We then reset the index of each dataset and drops the old index column. This is done to avoid duplicate index values when we merge the datasets.

In [34]:
# Droping the index columns
set1 = set1.reset_index(drop=True)
set2 = set2.reset_index(drop=True)
set3 = set3.reset_index(drop=True)


We then rename the columns to a common naming convention, which is a good practice for consistency in data.

In [35]:
# Renaming the columns
set1 = set1.rename(columns={"date_of_purchase": "date", "country_of_purchase": "country"})
set2 = set2.rename(columns={"date_of_payment": "date", "country_of_payment": "country"})
set3 = set3.rename(columns={"date_of_refund": "date", "country_of_refund": "country"})

We the successfully merge the three datasets using Customer ID, Date of purchase/payment/refund, and country of purchase/payment/refund as keys. The resulting merged_data dataframe now contains the columns from all three datasets.

However, before proceeding further, it is important to check the merged data for missing values and outliers as mentioned in the project description. You may need to perform some data cleaning and transformation steps to prepare the data for analysis.

In [36]:
# Merge the datasets by Customer ID, Date of purchase/payment/refund, and country of purchase/payment/refund
merged_data = pd.merge(set1, set2, on=['customer_id','date','country'],
                          how='outer', suffixes = ('_purchase', '_payment'))

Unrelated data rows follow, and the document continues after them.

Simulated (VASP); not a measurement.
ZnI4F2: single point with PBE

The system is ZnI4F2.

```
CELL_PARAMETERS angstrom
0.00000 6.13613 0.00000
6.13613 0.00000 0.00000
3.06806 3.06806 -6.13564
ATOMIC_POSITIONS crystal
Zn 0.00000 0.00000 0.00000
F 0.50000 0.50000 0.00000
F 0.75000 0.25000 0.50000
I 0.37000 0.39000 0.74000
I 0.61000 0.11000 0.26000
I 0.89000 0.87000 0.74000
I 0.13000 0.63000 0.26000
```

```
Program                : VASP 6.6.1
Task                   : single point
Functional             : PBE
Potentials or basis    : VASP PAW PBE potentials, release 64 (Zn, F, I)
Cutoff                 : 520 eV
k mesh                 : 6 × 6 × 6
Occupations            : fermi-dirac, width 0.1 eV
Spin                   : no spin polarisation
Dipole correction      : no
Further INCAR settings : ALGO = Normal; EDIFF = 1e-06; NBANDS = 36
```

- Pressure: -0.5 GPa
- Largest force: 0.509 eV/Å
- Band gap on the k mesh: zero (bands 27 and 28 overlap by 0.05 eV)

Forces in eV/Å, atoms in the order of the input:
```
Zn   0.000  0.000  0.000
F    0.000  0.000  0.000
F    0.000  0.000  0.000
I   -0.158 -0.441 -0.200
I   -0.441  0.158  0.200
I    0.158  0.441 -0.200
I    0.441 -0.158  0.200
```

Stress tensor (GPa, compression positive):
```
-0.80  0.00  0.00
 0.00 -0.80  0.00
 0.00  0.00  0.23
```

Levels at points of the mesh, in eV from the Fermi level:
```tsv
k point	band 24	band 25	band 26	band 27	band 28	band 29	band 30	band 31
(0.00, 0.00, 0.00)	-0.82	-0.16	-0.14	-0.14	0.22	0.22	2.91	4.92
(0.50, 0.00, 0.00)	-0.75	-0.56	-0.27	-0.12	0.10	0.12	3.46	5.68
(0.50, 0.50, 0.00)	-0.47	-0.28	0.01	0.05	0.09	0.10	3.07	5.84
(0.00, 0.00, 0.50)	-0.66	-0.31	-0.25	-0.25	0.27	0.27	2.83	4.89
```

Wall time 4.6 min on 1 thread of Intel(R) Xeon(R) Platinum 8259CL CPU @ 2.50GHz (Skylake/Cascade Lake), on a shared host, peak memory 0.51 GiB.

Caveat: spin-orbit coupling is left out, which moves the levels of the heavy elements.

merged_data = pd.merge(merged_data, set3, on=['customer_id','date','country'], 
                          how='outer', suffixes = ('_payment', '_refund'))
merged_data.head()


Unnamed: 0,customer_id,date,total_amount_billed,payment_status_purchase,payment_method_purchase,promo_code,country,amount_paid,payment_method_payment,payment_status_payment,late_payment_fee,refund_amount,reason_for_refund
0,101,2021-04-01,100.0,paid,credit card,PROMO1,USA,100.0,credit card,paid,0.0,,
1,102,2021-04-02,200.0,paid,bank transfer,PROMO2,USA,,,,,,
2,103,2021-04-02,50.0,overdue,credit card,,UK,,,,,,
3,104,2021-04-03,75.0,disputed,e-wallet,PROMO3,UK,,,,,,
4,105,2021-04-04,125.0,paid,credit card,PROMO4,USA,,,,,,


Just in case it bring issues renaming the columns, you can merge using the original names

In [40]:
# Check the columns of each dataset
print(f"Columns in set1: {set1.columns}")
print(f"Columns in set2: {set2.columns}")
print(f"Columns in set3: {set3.columns}")

# Merge the datasets by Customer ID, Date of purchase/payment/refund, and country of purchase/payment/refund
#merged_data = pd.merge(set1, set2, on=['customer_id','date_of_purchase','country_of_purchase'],
#                          how='outer', suffixes = ('_purchase', '_payment'))

#merged_data = pd.merge(merged_data, set3, on=['customer_id','date_of_purchase','country_of_purchase'], 
#                          how='outer', suffixes = ('_payment', '_refund'))
#merged_data.head()


Columns in set1: Index(['customer_id', 'date', 'total_amount_billed', 'payment_status',
       'payment_method', 'promo_code', 'country'],
      dtype='object')
Columns in set2: Index(['customer_id', 'date', 'amount_paid', 'payment_method',
       'payment_status', 'late_payment_fee', 'country'],
      dtype='object')
Columns in set3: Index(['customer_id', 'date', 'refund_amount', 'reason_for_refund', 'country'], dtype='object')


Further and deeper cleaing of the data for finer and refined analysis

In [26]:
# Cleaning the data further to prepair it for deeper analysis 

# Replacing the missing values in 'amount_paid' with 0
merged_data['amount_paid'].fillna(value=0, inplace=True)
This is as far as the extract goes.